Klaviyo, Inc. (the “Company”) (NYSE: KVYO), the only CRM built for consumer brands, today announced that, following the closing of the previously announced underwritten public offering of shares of the Company’s Series A common stock, par value $0.001 per share (“Series A common stock”), by Andrew Bialecki, the Company’s CEO and co-founder, Mr. Bialecki plans to adopt a pre-arranged stock trading plan (the “Plan”) in accordance with Rule 10b5-1 (“Rule 10b5-1”) of the Securities Exchange Act of 1934, as amended, and the policies of the Company regarding stock transactions. Under the Plan, Mr. Bialecki may sell up to 8,000,000 shares of Series A common stock, subject to certain terms and conditions. The Plan will terminate on the earlier of the sale of all shares pursuant to the Plan or May 29, 2026.

Rule 10b5-1 allows a company’s officers and directors to adopt pre-arranged stock trading plans that meet certain requirements when they do not have material, non-public information, to provide for the sale of up to a predetermined, fixed number of company shares under certain specified conditions. Because sales under the Plan are subject to certain market pricing parameters and trading limitations, Mr. Bialecki will not have discretion over the exact number of shares that will be sold under the Plan.

Mr. Bialecki’s Plan allows for diversification of his personal assets. Mr. Bialecki has not sold any shares of Klaviyo common stock since the closing of Klaviyo’s initial public offering on September 22, 2023, and these planned transactions represent 8.1% of his current beneficial ownership of 98,865,414 shares of the Company’s Series B common stock, par value $0.001 per share.

Mr. Bialecki's compensation from Klaviyo remains an annual base salary of $75,000, with no bonus, variable compensation, stock options or restricted stock units. Additional details on Mr. Bialecki's compensation are set forth in the Company’s filings with the Securities and Exchange Commission (the “SEC”).
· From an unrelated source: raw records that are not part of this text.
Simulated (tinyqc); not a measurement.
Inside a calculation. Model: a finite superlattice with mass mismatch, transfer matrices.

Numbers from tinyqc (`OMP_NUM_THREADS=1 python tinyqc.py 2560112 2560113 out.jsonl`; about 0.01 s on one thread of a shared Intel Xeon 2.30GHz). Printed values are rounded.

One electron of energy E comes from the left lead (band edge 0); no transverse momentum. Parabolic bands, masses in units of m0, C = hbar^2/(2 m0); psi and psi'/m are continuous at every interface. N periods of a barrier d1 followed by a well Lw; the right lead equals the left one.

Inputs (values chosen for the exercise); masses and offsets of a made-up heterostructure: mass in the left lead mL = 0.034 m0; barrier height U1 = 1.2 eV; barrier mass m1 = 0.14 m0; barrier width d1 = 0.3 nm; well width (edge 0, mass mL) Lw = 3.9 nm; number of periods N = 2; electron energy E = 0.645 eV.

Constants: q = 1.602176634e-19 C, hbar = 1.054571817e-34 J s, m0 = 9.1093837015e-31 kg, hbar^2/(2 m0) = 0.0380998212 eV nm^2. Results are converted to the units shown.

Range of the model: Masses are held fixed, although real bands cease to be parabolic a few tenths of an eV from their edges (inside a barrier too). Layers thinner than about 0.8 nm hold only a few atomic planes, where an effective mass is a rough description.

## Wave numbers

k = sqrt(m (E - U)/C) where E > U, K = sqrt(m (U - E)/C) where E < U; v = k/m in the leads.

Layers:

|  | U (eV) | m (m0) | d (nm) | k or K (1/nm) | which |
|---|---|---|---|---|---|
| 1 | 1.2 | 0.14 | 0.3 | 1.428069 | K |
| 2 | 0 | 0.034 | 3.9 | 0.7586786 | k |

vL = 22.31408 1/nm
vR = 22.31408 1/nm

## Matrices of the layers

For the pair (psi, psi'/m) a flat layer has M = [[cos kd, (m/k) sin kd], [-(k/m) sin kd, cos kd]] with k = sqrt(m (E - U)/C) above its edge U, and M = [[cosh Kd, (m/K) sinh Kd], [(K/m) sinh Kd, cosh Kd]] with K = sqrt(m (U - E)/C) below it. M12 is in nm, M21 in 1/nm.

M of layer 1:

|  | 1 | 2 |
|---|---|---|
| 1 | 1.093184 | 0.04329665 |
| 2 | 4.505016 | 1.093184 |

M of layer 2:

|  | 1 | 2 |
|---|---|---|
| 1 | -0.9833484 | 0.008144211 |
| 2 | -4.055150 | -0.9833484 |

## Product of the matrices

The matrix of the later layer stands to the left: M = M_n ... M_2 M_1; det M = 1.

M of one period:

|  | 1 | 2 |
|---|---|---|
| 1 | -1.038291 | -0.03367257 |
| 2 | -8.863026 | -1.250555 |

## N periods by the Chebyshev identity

Any transactions under the Plan will be disclosed publicly through Form 4 filings with the SEC.

About Klaviyo

Klaviyo (NYSE: KVYO) is the only CRM built for B2C brands. Powered by its built-in data platform and AI insights, Klaviyo combines marketing automation, analytics, and customer service into one unified solution, making it easy for businesses to know their customers and grow faster. Klaviyo (CLAY-vee-oh) helps relationship-driven brands like Mattel, Glossier, Core Power Yoga, Daily Harvest and 169,000+ others deliver 1:1 experiences at scale, improve efficiency, and drive revenue.

Forward-Looking Statements

This press release includes certain “forward-looking statements” within the meaning of the Private Securities Litigation Reform Act of 1995, including among other things, statements concerning the Plan and Mr. Bialecki’s ownership of shares of our common stock. These forward-looking statements include, but are not limited to, plans, intentions, expectations, strategies and prospects and other statements contained in this press release that are not historical facts and statements identified by words such as “will,” “expects,” “anticipates,” “intends,” “plans,” “believes,” “seeks,” “estimates” or words of similar meaning. These forward-looking statements reflect our current views about our plans, intentions, expectations, strategies and prospects, which are based on the information currently available to us and on assumptions we have made. Although we believe that our plans, intentions, expectations, strategies and prospects as reflected in or suggested by those forward-looking statements are reasonable, we can give no assurance that the plans, intentions, expectations, strategies or prospects will be attained or achieved. Furthermore, actual results may differ materially from those described in the forward-looking statements and will be affected by a variety of risks and factors that are beyond our control, including, the risks set forth under the caption “Risk Factors” in the Company’s Quarterly Report on Form 10-Q for the quarter ended March 31, 2025 and in subsequent filings made by the Company with the SEC. We assume no obligation to update any forward-looking statements contained in this document as a result of new information, future events or otherwise.